Jargon-laced literature produced by the financial services sector can create a lack of confidence in the industry, according to Ms Inez Bailey, director of the National Adult Literacy Agency (NALA). It can also create a climate that is ripe for the mis-selling of financial services.
Next week is National Adult Literacy Awareness Week, which is targeted this year at tackling "financial jargon".
According to NALA, there are half- a-million adults in Ireland who have an insufficient level of literacy for today's society, and jargon on financial products has the obvious effect of excluding many of them from understanding financial products.
International research and anecdotal information shows there is a large proportion of adults who have a limited understanding of financial matters, according to Ms Bailey.
Research by the Irish Financial Services Regulatory Authority (IFSRA), published in May, found that 75 per cent of consumers consider the written information on financial products too difficult to understand.
Research in the UK has found that a lack of financial literacy can lead to consumers losing money, as they do not have the skills needed for shopping around.
It can also lead to people not making adequate provision for their future financial needs.
The experience of the National Adult Literacy Agency (NALA) is that financial literacy is becoming a major issue, according to Ms Bailey, yet there is no co-ordinated national approach to dealing with the issue. In other countries financial literacy has been high on the socio-political agenda for some years.
NALA is calling for a national education plan to be developed to assist a lifelong learning approach to financial literacy.
Other measures needed, according to Ms Bailey, include: the establishment of a high-level national committee to devise a strategy for life-long learning in financial literacy; an ongoing national media campaign to raise financial literacy awareness; a national, funded strategy for engaging the voluntary sector; and a research programme to monitor the progress of this strategy.
These issues are to be highlighted next week in a series of events, culminating at a conference next Friday in the Institute of Bankers in Dublin. On Monday a new A to Z of Financial Terms, sponsored by the EBS Building Society, is to be published.
Ms Bailey points out that much remains to be done. Last year research was carried out in the UK for insurance company Royal London.

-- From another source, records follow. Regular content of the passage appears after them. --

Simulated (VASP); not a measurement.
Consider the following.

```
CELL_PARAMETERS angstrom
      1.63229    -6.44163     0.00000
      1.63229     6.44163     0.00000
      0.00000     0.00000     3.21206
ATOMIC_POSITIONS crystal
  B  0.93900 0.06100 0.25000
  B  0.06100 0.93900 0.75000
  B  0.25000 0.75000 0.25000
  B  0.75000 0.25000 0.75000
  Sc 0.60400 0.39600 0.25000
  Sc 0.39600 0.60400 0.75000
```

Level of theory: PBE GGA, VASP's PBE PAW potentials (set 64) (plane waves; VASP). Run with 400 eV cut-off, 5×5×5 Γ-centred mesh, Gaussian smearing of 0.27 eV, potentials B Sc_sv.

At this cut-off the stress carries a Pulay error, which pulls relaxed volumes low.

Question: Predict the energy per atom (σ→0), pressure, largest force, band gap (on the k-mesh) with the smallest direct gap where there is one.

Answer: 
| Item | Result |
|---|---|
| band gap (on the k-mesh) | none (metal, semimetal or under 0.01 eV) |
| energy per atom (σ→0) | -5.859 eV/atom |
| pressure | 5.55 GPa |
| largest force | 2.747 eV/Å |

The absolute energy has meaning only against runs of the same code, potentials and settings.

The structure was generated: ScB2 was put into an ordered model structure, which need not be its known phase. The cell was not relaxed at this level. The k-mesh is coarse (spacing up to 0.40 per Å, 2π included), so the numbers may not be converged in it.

In a concluding remark, the head of communications and research at Royal London, Mr Gareth Evans, said: "The vast majority of the consumers taking part in the focus groups believed that financial services providers are deliberately making their products hard to understand, hiding behind the smoke and mirrors, small print and confusing terminology to avoid payouts."
Meanwhile there are a number of places consumers can turn to for advice.
These include the Irish Financial Services Regulatory Authority (IFSRA), the Money Advice and Budgeting Service (MABS), the Consumers Association and Citizens Information Centres.